Broadcasting Changes Channels
Broadcasting Changes Channels
By Jon Sinton
April 12, 2010
The National Association of Broadcasters will gather in Las Vegas for their annual convention. This one will be unlike any in the past.
Brokers will assemble as usual at the posh hotels, but there will be few buyers to match with hopeful sellers. The broadcast station market has collapsed from a combination of unavailable financing and uncertain future earnings. The high purchase price multiples assured in the past by the government-enforced scarcity of broadcast licenses is gone, replaced by the glut of content on the low barrier-to-entry, scarcity-destroying Internet.
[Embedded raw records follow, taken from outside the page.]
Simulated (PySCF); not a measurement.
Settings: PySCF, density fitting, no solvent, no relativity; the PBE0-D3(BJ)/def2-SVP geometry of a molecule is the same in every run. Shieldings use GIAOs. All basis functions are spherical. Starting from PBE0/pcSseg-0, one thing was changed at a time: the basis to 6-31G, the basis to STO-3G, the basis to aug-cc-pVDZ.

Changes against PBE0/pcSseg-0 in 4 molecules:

Convention floor buzz has traditionally revolved around sleekly liveried trucks and helicopters, custom news sets and the latest weather animations. This year it will more closely resemble a Silicon Valley technology show with lots of servers, digital renderers, huge storage devices and of course, this year’s tech avatar, 3-D.
In the conference rooms, the convention will concern itself with the future of broadcasting, whose high-margin, half-century run is officially over.
Twin Turbulence
The recession, fueled by the automotive crisis (automotive has historically represented a significant chunk of broadcast advertising), took a big toll on top line revenue. In a typical recession cycle, those revenues would return, along with the high single digit growth rates both Madison Avenue and Wall Street like to see. But the explosion of Internet content took eyeballs away from the mass media, and, except for huge events like the Oscars and the Super Bowl, those eyeballs will not be returning en masse. This downturn is less cyclical than secular.
So licensees are in search of new business models. They look enviously at the pay TV industry’s dual revenue streams of subscriptions and advertising sales. They fear the worst from the convergence of Hollywood and Silicon Valley. Specifically, they fear the time—now upon us—when computers perform the tasks of televisions. For years at this gathering they have whistled past the graveyard of convergence: first denying it, and now outwardly embracing it even as they lobby to slow it.
And They Have Suffered
Beginning in the Eighties, cable fragmented the outsized audience numbers, bending the once helium-filled curve downward with each successive year. This past January through March, for instance, was the lowest rated network news quarter in history.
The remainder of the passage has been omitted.